Kansas has $2 billion in reserves and continues to exceed monthly revenue estimates, yet Governor Laura Kelly is quick to elicit the issues with the Brownback tax cuts whenever tax reform that isn’t her own arises. At the same time, she continues to distribute hundred-million dollar megasubsidies to corporations while small businesses and families miss out on the tax breaks she’s offering to well-connected firms.
Yesterday, a new APEX project with Integra Technologies to build a semiconductor factory in Wichita was announced. The $1.8 billion facility claims to offer 2,000 jobs in return for $300 million in subsidies from the state. That’s an estimate of $150,000 in taxpayer cash per job. Unlike the first APEX project with Panasonic that could reach over $1 billion in subsidies, the Integra project includes job requirements. Similar to the original APEX deal it was also negotiated in secrecy, is exempt from KORA requests, and required all legislators involved to sign nondisclosure agreements. This makes transparency (or a lack thereof) a fundamental issue. The public part of the deal also says it’s contingent on federal CHIPS money – the federal semiconductor bill passed last year – to actually take effect. The door has been opened for megasubsidies to continue with shaky oversight over hundreds of millions of dollars.

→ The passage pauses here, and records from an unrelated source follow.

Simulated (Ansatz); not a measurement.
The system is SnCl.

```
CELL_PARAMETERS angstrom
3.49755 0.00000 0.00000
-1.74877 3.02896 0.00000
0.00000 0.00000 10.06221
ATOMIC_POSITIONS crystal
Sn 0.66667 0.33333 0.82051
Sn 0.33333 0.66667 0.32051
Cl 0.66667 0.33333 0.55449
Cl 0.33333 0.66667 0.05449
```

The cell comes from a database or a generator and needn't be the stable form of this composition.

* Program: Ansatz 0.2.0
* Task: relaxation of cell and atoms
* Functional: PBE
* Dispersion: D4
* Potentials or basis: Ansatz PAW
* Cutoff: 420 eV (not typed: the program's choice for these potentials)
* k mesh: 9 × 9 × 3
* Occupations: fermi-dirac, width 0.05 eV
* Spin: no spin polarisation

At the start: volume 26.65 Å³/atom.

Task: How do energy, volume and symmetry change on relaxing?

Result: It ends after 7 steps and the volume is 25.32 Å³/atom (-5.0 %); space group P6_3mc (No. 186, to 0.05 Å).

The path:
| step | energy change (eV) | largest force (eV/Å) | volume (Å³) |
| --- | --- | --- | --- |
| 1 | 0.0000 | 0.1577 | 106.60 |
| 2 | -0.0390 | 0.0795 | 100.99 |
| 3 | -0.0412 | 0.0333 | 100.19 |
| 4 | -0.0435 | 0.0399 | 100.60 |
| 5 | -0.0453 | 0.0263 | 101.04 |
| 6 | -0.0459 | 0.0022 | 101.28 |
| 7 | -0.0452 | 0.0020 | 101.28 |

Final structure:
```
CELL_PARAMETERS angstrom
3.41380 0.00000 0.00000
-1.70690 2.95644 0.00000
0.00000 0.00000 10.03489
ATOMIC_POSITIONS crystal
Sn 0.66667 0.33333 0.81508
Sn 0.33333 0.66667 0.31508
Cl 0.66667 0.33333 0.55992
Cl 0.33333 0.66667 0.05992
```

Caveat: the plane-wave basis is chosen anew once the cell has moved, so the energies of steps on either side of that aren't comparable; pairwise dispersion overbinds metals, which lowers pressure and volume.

Wichita Mayor Brandon Whipple implied that he knew Integra wanted to expand for years, which leads to the core issue of Kansas’s various subsidies like APEX, STAR, and PEAK: they simply move the existing economic activity to different areas rather than create it. A study of the state’s PEAK program (Promoting Employment Across Kansas) by Professor Nathan Jensen currently at the University of Texas, Austin found that PEAK recipients were no more likely to create jobs than non-PEAK recipients. Dr. Arthur Hall, Executive Director of the Brandmeyer Center for Applied Economics at the University of Kansas, reached a similar conclusion in a study of STAR bond projects in Wichita.
This also comes after a Division of Post Audit study found that five of the Department of Commerce’s incentive programs failed to create economic impacts that outweighed the costs of their subsidies.
These subsidies represent millions of dollars from small businesses and families in Kansas going to massive corporations despite the fact that pass through-businesses represent the overwhelming majority of job creation in the state. Between 2013 and 2014, 82% of the private-sector jobs created in Kansas were in pass-through businesses at a rate that was three times greater than before the Brownback tax cuts. While megasubsidies bring jobs on paper, the long-term growth comes from small businesses.
While Brownback’s ”experiment” failed because it didn’t balance spending with the initial revenue decrease (an 8.5% reduction in spending would have worked), 24 states across the country have cut their income taxes and have not experienced the same budget problems as Kansas did but also experiencing the benefits. Studies of flat taxes in Europe have found that their implementation increases the number of people working and the number of hours they work, with the most significant effects coming with tax cuts for people with lower incomes. Every state provides the same basket of services, but some states do so at lower costs, and that allows them to have lower taxes.
For example, the states that tax income spent 52% more per resident in 2020 than the states that tax income and Kansas spent 55% more per resident. Between 1998 and 2020, the states without an income tax had a 45% increase in private-sector jobs, compared to just 18% in the other states. The ten states with the lowest combined state and local tax burden also outperformed the ten states with the highest combined tax burden (33% vs. 19%).
So, as the state continues to exceed its revenue estimates by tens of millions of dollars and the pile of taxpayer cash keeps growing, the state can and should offer widespread relief to families and businesses instead of concentrated megasubsidies for the few.